S711: The configuration apparatus generates, based on a preconfigured association relationship, an association relationship between each of the m service instances corresponding to the m processes and a first port.

In an embodiment, the preconfigured association relationship includes reference information of a process, a port, and a service instance, and a correspondence between the process, the port, and the service instance.

For example, reference information of the process in the preconfigured association relationship is a process 1, a process 2, and a process 3. Reference information of the port is a port 1. Reference information of the service instance is a short name (short name) of the service instance, for example, an instance 1, an instance 2, and an instance 3. The correspondence between the process, the port, and the service instance may be shown in Table 6. The process 1, the port 1, and the instance 1 are in one-to-one correspondence. The process 2, the port 1, and the instance 2 are in one-to-one correspondence. The process 3, the port 1, and the instance 3 are in one-to-one correspondence.

	TABLE 6
			Short name property of a
	Process (process)	Port	service instance (instance)
	Process 1	Port 1	Instance 1
	Process 2		Instance 2
	Process 3		Instance 3
	. . .	. . .	. . .

For example, the configuration apparatus creates three processes (process 1, process 2, and process 3) for the receiver, and maps all the three processes to the port 1. The configuration apparatus may generate three required service instances (an instance 1, an instance 2, and an instance 3). Based on the correspondence between the process, the port, and the service instance shown in Table 6, the configuration apparatus may map the instance 1 to the port 1 and point a processDesign of the instance 1 to the process 1; map the instance 2 to the port 1 and point a processDesign of the instance 2 to the process 2; and map the instance 3 to the port 1 and point a processDesign of the instance 3 to the process 3.

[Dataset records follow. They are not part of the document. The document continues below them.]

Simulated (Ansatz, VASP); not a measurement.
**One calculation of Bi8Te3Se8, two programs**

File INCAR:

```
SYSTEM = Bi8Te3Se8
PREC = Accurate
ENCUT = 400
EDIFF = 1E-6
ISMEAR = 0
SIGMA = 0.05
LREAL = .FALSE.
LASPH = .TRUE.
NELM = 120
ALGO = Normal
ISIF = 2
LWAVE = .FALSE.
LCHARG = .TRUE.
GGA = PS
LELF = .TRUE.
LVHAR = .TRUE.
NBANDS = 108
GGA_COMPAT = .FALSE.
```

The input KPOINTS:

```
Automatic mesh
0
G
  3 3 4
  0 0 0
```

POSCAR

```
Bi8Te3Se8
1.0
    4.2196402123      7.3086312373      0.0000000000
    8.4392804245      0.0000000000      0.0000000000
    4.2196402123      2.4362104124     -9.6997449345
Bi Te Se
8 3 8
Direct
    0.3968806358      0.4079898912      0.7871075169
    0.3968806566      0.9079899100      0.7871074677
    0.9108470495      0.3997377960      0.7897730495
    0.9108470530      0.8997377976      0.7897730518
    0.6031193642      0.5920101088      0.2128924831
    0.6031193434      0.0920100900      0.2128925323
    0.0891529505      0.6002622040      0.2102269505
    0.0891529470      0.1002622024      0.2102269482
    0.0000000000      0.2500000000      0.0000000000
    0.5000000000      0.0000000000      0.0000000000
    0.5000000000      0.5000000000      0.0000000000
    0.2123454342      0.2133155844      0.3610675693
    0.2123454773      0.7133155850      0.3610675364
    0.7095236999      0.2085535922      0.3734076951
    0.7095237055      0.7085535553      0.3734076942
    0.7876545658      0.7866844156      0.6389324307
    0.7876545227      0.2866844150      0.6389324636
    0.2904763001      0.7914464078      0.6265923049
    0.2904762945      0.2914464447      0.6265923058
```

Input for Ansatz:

For example, the reference information of the process in the preconfigured association relationship is the process 1 and the process 2. The reference information of the port is the port 1. The reference information of the service instance may be deployment property information of the service instance. The service instances may be classified into an instance in a SOMP/IP communication mode and an instance in a DDS communication mode based on the deployment property information. The correspondence between the process, the port, and the service instance may be shown in Table 7. The process 1, the port 1, and the instance in the SOMP/IP communication mode are in one-to-one correspondence. The process 2, the port 1, and the instance in the DDS communication mode are in one-to-one correspondence.

	TABLE 7
			Deployment property of a
	Process (process)	Port	service instance (instance)
	Process 1	Port 1	Instance in a SOMP/IP
			communication mode
	Process 2		Instance in a DDS
			communication mode
	. . .	. . .	. . .

After the configuration apparatus generates the m service instances and configures the property information of each of the m service instances, the mapping from each of the m service instances to the port may be completed based on the process number, the port number, the deployment property in the property information of each service instance, and the correspondence between the process, the port, and the service instance.

For example, the configuration apparatus creates two processes (the process 1 and the process 2) for the receiver, and maps both the two processes to the port 1. The configuration apparatus may generate two required service instances (the instance in the SOME/IP communication mode and the instance in the DDS communication mode). Based on the correspondence between the process, the port, and the service instance shown in Table 7, the configuration apparatus may map the instance in the SOME/IP communication mode to the port 1 and point a processDesign of the instance in the SOME/IP communication mode to the process 1; and map the instance in the DDS communication mode to the port 1 and point a processDesign of the instance in the DDS communication mode to the process 2.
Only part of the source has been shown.